This document is a step by step procedure for upgrading Scylla Monitoring Stack from version 3.x to 4.y, for example, between 3.9 to 4.0.0.
We recommend installing the new release next to the old one. You can run both monitoring stacks in parallel, ensuring it is working as expected before uninstalling the old version.
Change to the directory you want to install the new Monitoring stack. Download the latest release in the .zip or .tar format.
wget -L https://github.com/scylladb/scylla-monitoring/archive/scylla-monitoring-4.y.zip
unzip scylla-monitoring-4.y.zip
cd scylla-monitoring-scylla-monitoring-4.y/
Replace “y” with the new minor and patch release number, for example, 4.0.0.zip
Copy the scylla_servers.yml
and scylla_manager_servers.yml
from the version that is already installed.

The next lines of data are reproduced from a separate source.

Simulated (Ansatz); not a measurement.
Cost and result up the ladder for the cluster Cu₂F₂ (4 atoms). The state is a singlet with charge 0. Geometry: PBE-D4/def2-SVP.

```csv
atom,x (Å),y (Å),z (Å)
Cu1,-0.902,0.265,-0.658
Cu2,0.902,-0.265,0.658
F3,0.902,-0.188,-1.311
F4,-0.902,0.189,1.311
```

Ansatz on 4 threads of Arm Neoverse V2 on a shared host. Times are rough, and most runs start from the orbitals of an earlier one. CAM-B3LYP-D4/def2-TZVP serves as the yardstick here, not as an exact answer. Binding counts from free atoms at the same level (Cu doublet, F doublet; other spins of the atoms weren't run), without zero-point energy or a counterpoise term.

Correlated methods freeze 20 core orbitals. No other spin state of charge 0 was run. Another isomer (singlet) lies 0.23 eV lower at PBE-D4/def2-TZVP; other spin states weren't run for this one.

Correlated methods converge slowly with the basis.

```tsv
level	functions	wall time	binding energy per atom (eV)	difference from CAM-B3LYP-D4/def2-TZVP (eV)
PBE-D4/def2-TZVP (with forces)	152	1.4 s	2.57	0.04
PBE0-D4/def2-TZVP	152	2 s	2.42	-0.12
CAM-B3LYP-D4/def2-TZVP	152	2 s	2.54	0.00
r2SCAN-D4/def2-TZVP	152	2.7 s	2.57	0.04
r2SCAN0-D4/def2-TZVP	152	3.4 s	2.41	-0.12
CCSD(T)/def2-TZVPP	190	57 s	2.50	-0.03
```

cp /path/to/monitoring/3.x/prometheus/scylla_servers.yml prometheus/
cp /path/to/monitoring/3.x/prometheus/scylla_manager_servers.yml.yml prometheus/
Run the following command to validate the Scylla-Monitoring version:
./start-all.sh --version
This section is optional. It shows you how to run two monitoring stacks side by side. You can skip this section entirely and move to switching to the new version section.
We need to use different ports to run two monitoring stacks in parallel (i.e., the older 3.x version and the new 4.x stack).
./start-all.sh -p 9091 -g 3001 -m 9095
Browse to http://{ip}:9091
and check the Grafana dashboard.
Note that we are using different port numbers for Grafana, Prometheus, and the Alertmanager.
Caution!
Important: Do not use the local dir flag when testing!
When you are satisfied with the data in the dashboard, you can shut down the containers.
Caution!
Important: Do not kill the 3.x version that is currently running!
Use the following command to kill the containers:
./kill-all.sh -p 9091 -g 3001 -m 9095
You can start and stop the new 4.y version while testing.
Note: Migrating will cause a few seconds of blackout in the system.
We assume that you are using external volume to store the metrics data.
We suggest to make a copy of Prometheus' external directory and use it as the data directory for the new monitoring stack. The new monitoring stack uses newer versions of Prometheus and keeping a backup would enable you to rollback to the previous version of Prometheus.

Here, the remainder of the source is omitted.